Sometimes it really pays off to be spontaneous, “Carpe Diem” as they say! I am lucky enough to live in some of the most stunning wilderness of Northwest Scotland surrounded by beautiful lochs and burns – lakes and streams to the uninitiated – that offer many lifetimes of exploration and spur-of-the-moment fishing adventures.
I am also blessed with a fun-loving and active family, and my now-not-so-wee boy Corwin (about to turn the big one-three) has become quite an accomplished fisher, both of the fly and coarse disciplines. His first fish was a tiny Trout parr on the stream at the back of our croft, on the fly, aged just three years and four months – now that's starting them early! I had made a 'mini fly fishing set' for him comprising of a 1.5m telescopic ice fishing pole, a tiny metal reel and an off-cut of old fly line. Sticking a little beaded nymph – barbless essential – on the end of a two-foot leader and chucking it into the deeper pools on he stream quickly produced his tiny but momentous wee fish. One of 'those' moments for sure. Wonderful.

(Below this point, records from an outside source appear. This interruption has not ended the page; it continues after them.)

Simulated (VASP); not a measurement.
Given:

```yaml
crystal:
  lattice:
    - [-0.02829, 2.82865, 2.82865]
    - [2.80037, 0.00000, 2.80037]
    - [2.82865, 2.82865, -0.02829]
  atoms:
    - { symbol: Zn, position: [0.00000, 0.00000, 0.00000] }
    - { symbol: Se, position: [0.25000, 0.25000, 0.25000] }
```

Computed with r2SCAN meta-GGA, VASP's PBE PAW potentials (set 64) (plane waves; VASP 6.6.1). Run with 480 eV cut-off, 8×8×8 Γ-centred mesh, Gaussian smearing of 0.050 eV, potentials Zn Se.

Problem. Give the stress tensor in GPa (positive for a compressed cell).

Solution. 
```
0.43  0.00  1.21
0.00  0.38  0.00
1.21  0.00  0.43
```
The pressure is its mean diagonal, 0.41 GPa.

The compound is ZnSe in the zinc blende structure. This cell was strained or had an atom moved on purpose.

He turned out to be a fast learner and, after watching daddy for a bit, was confidently throwing out casts of twelve feet plus onto the lochs and having great fun landing the occasional Trout. But it was always the wee burns that had his attention and still do to this day.
The exploratory nature of clambering upstream, the wonderfully varied nature awaiting discovery and the prolific fishing are the perfect environment to nurture a young fly fishers interest and passion and, if |I'm completely honest, that's where my real fishing passion lies as well – exploring he countless miles of tumbling, twisting, thundering, gliding peaty waters is a truly magical experience.
You might be surprised how close you are to a bit of water like this – a hidden, winding, unassuming, overlooked and overgrown watercourse – that could hold a surprising number of small, yet incredibly beautiful, hungry fish of many different species (although it is all Wild Brownies in my area). As long as the water is fairly clean, the chances are there will be something finny making it home and, as mentioned, some of the best fishing trips ever o be had are those 'exploveries' of seeking out new and unlikely places... And it's even better if you take the kids!
Keeping outings with younger kids short and interesting, or varying the activities and locations throughout a longer day is the key to holding their attention and making it an experience they will be keen to repeat again and again. Making it not all about the fishing but looking for bugs, talking about ‘survival techniques’ and generally mucking about all become part of a wonderful experience.